On 04/18/2012 12:31 AM, Yasuo Ohgaki wrote:
> Hi,
>
> 2012/4/18 Stefan Neufeind <[email protected]>:
>> On 04/18/2012 12:02 AM, Stefan Neufeind wrote:
>>> Hi,
>>>
>>> the topic of variable argument-lists for functions in connection with
>>> getting the parameters by reference came up. This is currently not
>>> possible with func_get_args(), though a "hack" with debug_backtrace() is
>>> possible.
[...]
> I don't know what you would like to do, but
>
> function calc(&$args = NULL) {
> var_dump(count($args)); // num of args
> $args[1] *= 2;
> }
> calc(array(1,2,3,4));
>
> would work.
Hi,
well yes, but that's not a variable number of parameters then :-)
As Johannes pointed out the problem is that PHP needs to know before
calling the function that it needs to work with references. Calling
calc($a, $b) (with no call-time pass-by-referefence of course)

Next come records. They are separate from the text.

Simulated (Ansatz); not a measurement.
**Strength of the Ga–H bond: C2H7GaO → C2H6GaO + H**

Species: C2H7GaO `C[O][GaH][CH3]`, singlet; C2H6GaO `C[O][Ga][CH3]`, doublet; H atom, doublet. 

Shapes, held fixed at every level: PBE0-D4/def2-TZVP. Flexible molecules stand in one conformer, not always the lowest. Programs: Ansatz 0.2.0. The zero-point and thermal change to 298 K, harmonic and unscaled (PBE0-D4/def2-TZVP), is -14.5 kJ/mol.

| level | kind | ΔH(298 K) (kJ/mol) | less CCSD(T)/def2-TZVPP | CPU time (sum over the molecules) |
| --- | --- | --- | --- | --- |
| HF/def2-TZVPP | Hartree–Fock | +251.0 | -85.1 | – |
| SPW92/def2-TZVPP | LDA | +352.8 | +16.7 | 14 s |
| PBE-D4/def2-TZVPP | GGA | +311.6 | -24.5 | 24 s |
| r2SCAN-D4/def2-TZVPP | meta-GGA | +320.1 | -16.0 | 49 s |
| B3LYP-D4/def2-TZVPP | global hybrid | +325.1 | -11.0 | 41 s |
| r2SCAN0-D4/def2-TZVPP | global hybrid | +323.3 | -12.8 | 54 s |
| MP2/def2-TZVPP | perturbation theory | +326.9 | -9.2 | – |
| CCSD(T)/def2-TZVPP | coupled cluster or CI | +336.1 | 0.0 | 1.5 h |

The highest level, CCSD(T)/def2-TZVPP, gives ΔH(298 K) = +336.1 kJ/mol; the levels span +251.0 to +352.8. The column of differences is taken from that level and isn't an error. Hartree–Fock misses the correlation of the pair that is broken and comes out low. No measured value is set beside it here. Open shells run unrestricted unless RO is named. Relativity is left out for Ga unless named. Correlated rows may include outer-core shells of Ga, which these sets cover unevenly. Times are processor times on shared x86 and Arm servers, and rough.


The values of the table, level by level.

I've tried the following things out:
function calc(&$dummy0 = NULL, &$dummy1 = NULL)
{
$d = &debug_backtrace();
$args = $d[0]['args'];
foreach($args as &$a)
{
$a *= 2;
}
}
=> Can have up to two "variable" parameters (since they have a default
of NULL). The workaround for allowing "more" variable would be to add
more dummies then *sigh* but would work.
What does not work:
function calc(&$dummy0 = NULL, &$dummy1 = NULL)
{
$args = func_get_args();
foreach($args as &$a)
{
$a *= 2;
}
}
since func_get_args() returns copies one way or the other.
Would it maybe be a good idea for func_get_args() to return an array
with references (as debug_backtrace() does) in case the parameters were
references when the function was called?